High Speed 2 takes a big step forward with Royal Assent for its paving bill. Plus changes in the Capital as plans for a £200M conversion of the Olympic Stadium into a football stadium and for a 24 hour Tube network are unveiled.
5pm: The High Speed Rail Preparation (paving) Act has received Royal Assent.
High Speed 2 (HS2) took a major step forward today as the High Speed Rail Preparation (paving) Act received Royal Assent following its successful passage through Parliament.
The act received overwhelming cross party support throughout its Commons and Lords stages, with both MPs and Peers joining with the government to emphasise the importance of HS2 to the country’s capacity needs and growth ambitions and pushing for it to be delivered as soon as possible.
This act allows expenditure on essential preparatory work, including construction design, on Phase One and Phase Two of HS2 and all future phases of a high speed rail network. It also provides reassurance to continue making compensation payments to those affected by the route.
11.30am: Plans for 24 hour Tube revealed
London Underground is to operate a 24-hour Tube service at weekends from 2015, it has announced
It said it will look to introduce this service in phases from 2015. The initial 24-hour weekend Tube network will be comprised of regular services on the Northern, Piccadilly, Victoria, Central and Jubilee lines.
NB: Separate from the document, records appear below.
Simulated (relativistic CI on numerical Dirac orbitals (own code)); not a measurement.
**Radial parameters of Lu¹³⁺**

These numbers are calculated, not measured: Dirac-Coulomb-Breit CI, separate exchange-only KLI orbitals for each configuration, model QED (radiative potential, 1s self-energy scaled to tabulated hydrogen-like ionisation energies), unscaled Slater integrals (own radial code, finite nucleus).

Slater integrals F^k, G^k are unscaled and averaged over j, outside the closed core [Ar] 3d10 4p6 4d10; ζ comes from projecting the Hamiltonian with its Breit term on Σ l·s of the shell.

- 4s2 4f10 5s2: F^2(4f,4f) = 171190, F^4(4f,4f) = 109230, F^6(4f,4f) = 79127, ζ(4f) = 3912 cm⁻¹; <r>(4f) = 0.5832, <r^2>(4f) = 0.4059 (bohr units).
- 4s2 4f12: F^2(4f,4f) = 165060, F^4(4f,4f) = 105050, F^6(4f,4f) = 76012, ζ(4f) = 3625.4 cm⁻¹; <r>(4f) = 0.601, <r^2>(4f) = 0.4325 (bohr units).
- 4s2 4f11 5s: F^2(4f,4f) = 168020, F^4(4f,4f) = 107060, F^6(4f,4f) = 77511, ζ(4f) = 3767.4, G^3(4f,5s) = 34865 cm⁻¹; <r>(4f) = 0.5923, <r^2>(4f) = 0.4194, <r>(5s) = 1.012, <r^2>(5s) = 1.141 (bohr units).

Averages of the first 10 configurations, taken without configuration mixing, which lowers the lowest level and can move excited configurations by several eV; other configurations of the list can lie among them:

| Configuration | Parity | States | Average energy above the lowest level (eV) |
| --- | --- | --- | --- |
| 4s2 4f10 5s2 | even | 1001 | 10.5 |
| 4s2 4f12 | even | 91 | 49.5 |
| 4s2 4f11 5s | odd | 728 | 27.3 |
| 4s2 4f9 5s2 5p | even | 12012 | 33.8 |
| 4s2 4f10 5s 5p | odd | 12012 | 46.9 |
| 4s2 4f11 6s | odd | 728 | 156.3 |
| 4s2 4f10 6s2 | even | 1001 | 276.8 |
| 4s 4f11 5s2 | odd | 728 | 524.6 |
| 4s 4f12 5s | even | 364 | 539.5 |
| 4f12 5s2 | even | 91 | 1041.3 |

Read more on LU’s website here.
11am: Cycle safety - Commons committee to take evidence
Just been alerted to the fact that the Transport Select Committee is to hold an oral evidence session on cycling safety on Monday 2 December.
“Six cyclists have been killed in London in the last two weeks: 14 have been killed so far this year, equalling the number killed in the whole of 2012. These are individual tragedies for the families involved, but they also draw attention to continuing concerns about the safety of cyclists on our roads,” said committee chairman Louise Ellman.
“Many of these casualties involve large vehicles, especially HGVs, and there is now debate about whether they should be banned from city centres at peak times. This will have consequences for businesses which need to be assessed.
“There is also debate about the behaviour of drivers and cyclists and whether more can be done to promote compliance with the law. Concerns have also been expressed about whether vehicle and road infrastructure could be changed to protect cyclists and whether new developments, such as London’s cycle superhighways, are safe. We would like to stimulate debate on all of these matters,” she said.
Give your views
The committee wants to hear views on:
- Whether cycling is safe, particularly in towns and cities
- What central and local government could do to improve cycling safety. Ideas could include better training and advice for drivers and cyclists, better enforcement of the law applying to drivers and cyclists, and better vehicle and road infrastructure.
- Whether it would be desirable and feasible to segregate cyclists from other road users, including, for example, by prohibiting HGVs from entering city centres at peak hours.
Other ideas for improving cycling safety would also be welcomed.
Alternatively, written submissions are welcome until Tuesday 26 November. These must be submitted via the Transport Committee website.
Update from overnight: Plans for the £200M conversion of the Olympic Stadium into a football stadium for West Ham United were unveiled in detail yesterday.
The plans were revealed ahead of work starting later this week. This will see the Olympic Stadium’s 14 iconic floodlight panels removed so that construction of the new roof, twice the size of the original, can begin in earnest next spring.
With a 84m span at its deepest point, it will be world’s longest cantilevered stadium roof.
This is one of a series of fundamental changes that are to be implemented prior to 2016 in order to transform an athletics arena into a 54,000 seat, UEFA Category four football Stadium.
West Ham United vice-chairman Karren Brady explained: “This marks a key milestone in the stunning, £200M transformation of the Olympic Stadium - one that will culminate in an iconic new home for our Club.
“The roof is a truly phenomenal design that will enhance the iconic status of this sporting arena and help to lock in the world-famous atmosphere that our supporters create when we play at home.”
Balfour Beatty is contractor.
The work explained
Balfour Beatty has been appointed to carry out the roof works.
Its project director Stuart Fraser said dismantling the existing floodlights and taking down the cable net roof was going to be “an enormous challenge”.
“The roof is going to be taken down over the next four months and the lighting panels are starting to come down now,” he said.
There are 14 lighting panels in total, each weighing 34t. For stability they are tied together on circumferential cables. New temporary supporting cables are needed to allow these to be removed.
“We have to put in a new network of cables across the venue,” explained Fraser. “This spider’s web of cables is now in place, which means we can start snipping the circumferential cables and taking the towers down.”
Once the lighting towers and their supporting structures are down, Balfour Beatty will begin taking down the fabric of the roof before gradually lowering down the existing cable-net structure.
“We’re due to complete late February, early March of next year,” said Fraser. “Then, the deconstruction is complete and we start on the construction of the new roof.”
That will take a year, completing in spring 2015, which gives five months to prepare the stadium for the Rugby World Cup in the Autumn.